Turkish private lender Akbank’s CEO Kaan Gür announced that the bank plans to invest $200 million (TL 6.14 billion) in technology in 2024. Gür also mentioned that a budget of $600 million has been allocated for technology investment over the next three years. Changes to regulations in early February have eased cost pressures for banks, which is expected to increase the appetite for loans. Gür noted that a portion of loan requests are transitioning from Turkish lira to foreign currency.
Moreover, Gür stated that interest rates have reached a level that will support conversions from FX-protected accounts (KKM) to Turkish lira accounts. The Turkish central bank started rolling back the KKM scheme last August to promote lira deposits and has been implementing measures to discourage companies and individuals from renewing these accounts. The scheme, introduced in late 2021, aimed to prevent dollarization by incentivizing people to keep their savings in lira through guarantees to compensate for losses from declines against hard currencies.

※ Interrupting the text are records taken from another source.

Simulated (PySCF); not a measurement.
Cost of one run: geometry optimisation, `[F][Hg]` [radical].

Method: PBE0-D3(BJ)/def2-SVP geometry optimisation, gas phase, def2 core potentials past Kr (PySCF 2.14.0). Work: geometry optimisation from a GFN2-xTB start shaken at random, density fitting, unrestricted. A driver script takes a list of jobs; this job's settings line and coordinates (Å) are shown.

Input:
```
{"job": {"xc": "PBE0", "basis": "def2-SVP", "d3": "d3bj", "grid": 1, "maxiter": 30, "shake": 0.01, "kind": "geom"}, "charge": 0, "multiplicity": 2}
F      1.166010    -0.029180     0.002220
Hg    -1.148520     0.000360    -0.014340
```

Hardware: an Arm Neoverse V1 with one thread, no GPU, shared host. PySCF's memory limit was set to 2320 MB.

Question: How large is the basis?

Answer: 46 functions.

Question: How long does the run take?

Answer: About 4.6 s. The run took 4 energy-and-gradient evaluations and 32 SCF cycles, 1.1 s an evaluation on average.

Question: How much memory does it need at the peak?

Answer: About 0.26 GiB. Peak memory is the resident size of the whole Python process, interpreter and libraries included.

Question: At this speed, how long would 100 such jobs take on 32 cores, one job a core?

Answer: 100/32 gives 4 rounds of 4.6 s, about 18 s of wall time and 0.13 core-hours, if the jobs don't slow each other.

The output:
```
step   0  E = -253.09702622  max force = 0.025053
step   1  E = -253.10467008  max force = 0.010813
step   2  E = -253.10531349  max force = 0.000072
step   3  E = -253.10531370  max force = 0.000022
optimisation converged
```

Additionally, the Central Bank of Republic of Türkiye (CBRT) Governor Fatih Karahan reported a decrease in the volume of KKM accounts in recent months, with a simultaneous increase in Turkish lira deposits. Karahan stated that Turkish lira deposits increased by TL 2.4 trillion in the last five months, while KKM volume decreased by TL 910 billion, as he presented this year’s first inflation report. The central bank implemented a shift toward more conventional policymaking last year and conducted a series of interest rate hikes that raised the policy rate from 8.5% to the current 45%. In its last policy meeting, the bank signaled that the tightening cycle was complete.